Sam Gleaves and Tyler Hughes
Sam Gleaves and Tyler Hughes
Community Music
The unpretentious title of
this album is also its dominant mood. This is Appalachian music featuring warm,
inviting vocals and fancy pickin’ that never sounds like showing off. Sam
Gleaves made a splash a while back with his admission that he’s gay and proud.

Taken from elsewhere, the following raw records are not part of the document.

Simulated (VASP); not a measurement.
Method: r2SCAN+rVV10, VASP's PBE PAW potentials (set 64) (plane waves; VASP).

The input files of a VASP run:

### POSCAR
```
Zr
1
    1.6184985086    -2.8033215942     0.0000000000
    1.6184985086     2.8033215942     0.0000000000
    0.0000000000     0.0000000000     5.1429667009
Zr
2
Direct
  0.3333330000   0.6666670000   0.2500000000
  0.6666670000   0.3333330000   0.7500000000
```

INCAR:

That wouldn’t raise an eyebrow in much of the urban Northeast, but it was an
act of courage in the backwoods part of Virginia from which he hails. Here’s
the deal, though. A confessional such as his will get huzzahs from the LGBTQ
community and its allies, but you still need to be good if you want applause
from music fans. So get this in your head: he’s not just good, he makes
mountain music the way it ought to be made. This record, a collaboration with a
fellow Virginian, Tyler Hughes, is the sort you’ll dust off any time you feel
like you need to get back in touch with things fundamental and time-honored. One listen to “Living with Memories” will remind you you’re hearing the real
deal, not a bunch of studio enhancements. It’s an elemental sort of country weepy, but there's not a false note to be heard. It made me think back to the days in which music was supposed to connect on the personal level, not make you stare at the musicians like they were gods. Is it a bit corny? Sure, but it also invokes walking by a neighbor's house when he looks up and says, "Hey--want to hear an old song my grandfather used to play?"
Gleaves and Hughes are
equally sublime on the delicate harmonies of the wholesome “When We Love,” the
breakout solos and forays into the minor key of “Georgia Row,” and “Mister Rabbit,” an Appalachian children’s song popularized by Burl Ives that is
rendered here in a more folkloristic style. Gleaves and Hughes also give us a
pastoral remake of “I Can’t Sit Down” to make Sister Rosetta Tharpe smile from the
Beyond. (I caint sit down/I caint sit
down/Just got to heaven and I’ve got to walk around.] They give a spiritual
twist to “I Washed My Face in the Morning Dew” and make “Lonesome Homesick
Blues” sound like we tuned in the Wheeling Jamboree on Sunday afternoon. Two
soothing high tenor voices and enough instruments to fill a music shop: guitar,
fiddle, autoharp, mandolin, banjo, dulcimer…. These are songs and tunes that
scurry and circle, slow down and crawl, give a swift kick and lift your soul to
the clouds. It such fun that it’s easy to overlook just how accomplished it is.
Call it honest, earnest music that will melt the stony heart of a flinty cynic.